Hope, cautious optimism as Malaysians watch UN live stream

Jerry Choong
People watch a live stream in Kuala Lumpur November 8, 2018, of Malaysia’s Universal Periodic Review (UPR) at the United Nations in Geneva. — Picture by Hari Anggara

KUALA LUMPUR, Nov 8 — Hope and cautious optimism were the general mood this evening as Malaysians gathered to watch a live stream of the United Nation’s third Universal Periodic Review session from Geneva, Switzerland.

Organised by an alliance of organisations and NGOs, including the Human Rights Commission of Malaysia and the Coalition of Malaysian NGOs in the UPR Process (Comango), the crowd began trickling in shortly before 8.30pm.

By almost 9pm, over 60 people filled the room in a shared office space in Bangsar. Among those spotted included prominent human rights activist and lawyer Siti Kasim, and representatives from the embassies of Qatar and the European Union.

When the live stream began shortly after 9pm, polite applause could be heard as Malaysian Foreign Affairs secretary-general Datuk Seri Ramlan Ibrahim began his opening speech to the delegate members.

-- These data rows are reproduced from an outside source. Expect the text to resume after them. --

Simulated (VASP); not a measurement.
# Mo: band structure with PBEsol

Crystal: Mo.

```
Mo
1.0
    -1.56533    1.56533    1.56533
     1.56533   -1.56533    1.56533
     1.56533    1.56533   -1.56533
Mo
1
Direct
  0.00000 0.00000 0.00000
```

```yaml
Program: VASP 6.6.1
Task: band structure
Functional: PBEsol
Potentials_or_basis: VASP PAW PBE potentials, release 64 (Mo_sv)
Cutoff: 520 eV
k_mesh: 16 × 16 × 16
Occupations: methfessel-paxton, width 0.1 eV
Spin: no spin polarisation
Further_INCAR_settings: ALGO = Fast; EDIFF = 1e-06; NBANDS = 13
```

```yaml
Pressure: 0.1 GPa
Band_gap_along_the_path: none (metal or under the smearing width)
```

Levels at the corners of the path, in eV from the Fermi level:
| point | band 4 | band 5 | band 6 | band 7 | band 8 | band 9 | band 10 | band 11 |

The audience, which included parents with children on their laps, intently listened to the various nation-state delegates providing their views and recommendations to the Malaysian delegation.

People watch a live stream in Kuala Lumpur November 8, 2018, of Malaysia’s Universal Periodic Review (UPR) at the United Nations in Geneva. — Picture by Hari Anggara

Some, such as Slovakia and Bangladesh, who each spoke on the International Covenant on Civil and Political Rights and protection of migrant workers respectively, were met with murmurs of agreement.

There were even moments of hilarity and confusion, such as when the Spanish delegate spoke untranslated which elicited loud laughter from everyone, or the Swiss delegate whose translator spoke too rapidly for many to understand.

Louder voices of agreement could be heard as several other delegates recommended more action on repealing the death penalty, abolishing corporal punishment and ending child marriage.

Perhaps the loudest cheers were reserved for mentions of the International Convention on the Elimination of All Forms of Racial Discrimination (ICERD) by the delegates, and even recommendations to protect religious and sexual minority groups.

The review session enables UN members to speak out on improving human rights within their respective nations, and discuss the steps taken in fulfilling their human rights obligations as defined by the UN.